Comment by Glant
1 day ago
Hot take, but parents should, y'know, parent. Steam offers parental controls which can disable the store entirely, and have a whitelist for which games can be played along with other features.
1 day ago
Hot take, but parents should, y'know, parent. Steam offers parental controls which can disable the store entirely, and have a whitelist for which games can be played along with other features.
I can tell you're not a parent, because if you were, you would know that basically none of the digital solutions provided by tech companies to facilitate gating adult material from children actually work or are in any way thoughtfully designed.
Every one of these "just shunt the responsibility from the giant corporation with infinite resources to the parents who are already stretched thin" is another link in a long, long chain that is the woes of modern parenting and really in the woes of modern life, in general.
Historically we have typically gated adult content from children via opt-in systems, not opt-out systems, like you're describing - e.g. Adults opt-in to sensitive content, not children opt-out. There is a reason adult stores are separate from Walmarts and that 21+ bars are separate from family-restaurants.
Also these games are absolute garbage, so I'm not sure why everyone is jumping on this issue like we're losing something of significant cultural value... Why is low-quality XXX-slop the line in the sand we're deciding to rally around... This is not a slippery slope to fascism, or whatever make-believe story we're peddling about this situation, its somebody somewhere doing the right thing, for once, and slowing our seemingly inevitable decline into Biff's Casino Future the teensiest bit.
> I can tell you're not a parent, because if you were, you would know that basically none of the digital solutions provided by tech companies to facilitate gating adult material from children actually work or are in any way thoughtfully designed.

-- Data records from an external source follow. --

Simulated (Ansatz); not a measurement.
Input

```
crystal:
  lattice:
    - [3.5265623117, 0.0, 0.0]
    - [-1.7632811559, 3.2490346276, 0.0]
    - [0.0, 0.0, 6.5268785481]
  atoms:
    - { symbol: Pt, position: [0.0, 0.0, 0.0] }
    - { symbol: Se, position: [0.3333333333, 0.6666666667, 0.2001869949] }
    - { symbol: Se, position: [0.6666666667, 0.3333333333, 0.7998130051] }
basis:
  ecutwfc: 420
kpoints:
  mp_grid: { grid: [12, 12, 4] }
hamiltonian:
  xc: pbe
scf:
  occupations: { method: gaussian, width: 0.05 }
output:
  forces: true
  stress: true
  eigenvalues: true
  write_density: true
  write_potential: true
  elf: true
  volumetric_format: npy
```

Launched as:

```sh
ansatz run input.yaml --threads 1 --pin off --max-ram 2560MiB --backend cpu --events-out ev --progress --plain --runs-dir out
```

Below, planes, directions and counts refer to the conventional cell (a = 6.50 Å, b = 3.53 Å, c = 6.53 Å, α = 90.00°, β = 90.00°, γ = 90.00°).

I can tell you Nintendo's parental controls work correctly. Even the eShop doesn't display any content not suitable for younger ages for accounts under the parental control restrictions if configured correctly.
That's a fair concern about parental controls in general - many digital solutions are indeed poorly implemented. However, Steam actually has quite good parental controls (check out the sibling comments for examples).
Rather than assuming Steam falls into the same category as other problematic software, I'd suggest checking out Steam's family features before drawing conclusions.
Happy to discuss the specific merits of Steam's parental controls once you've had a chance to look at what Steam actually offers.
Steam has pretty good built in parental controls imo. You can allow-list or block-list games, and block viewing various content on the store, or even entirely disable the store. There are tiers to filtering such as “frequent violence” “any nudity” “frequent nudity” and “adult only”. You can also separately disable the viewing of user-generated content, which I think disables the steam workshop. And even set playtime limits.
Steam’s parental controls are pretty good if used properly.
As a parent, I don't want my child reading your comment. Also, your comment is absolute trash, so deleting it wouldn't be a loss of anything of cultural significance.
No, I will not talk to my son about it. Hacker News has unlimited resources, so they should do it for me. I'm already stretched too thin - I have to get to Walmart to buy more wine and ammunition before it closes.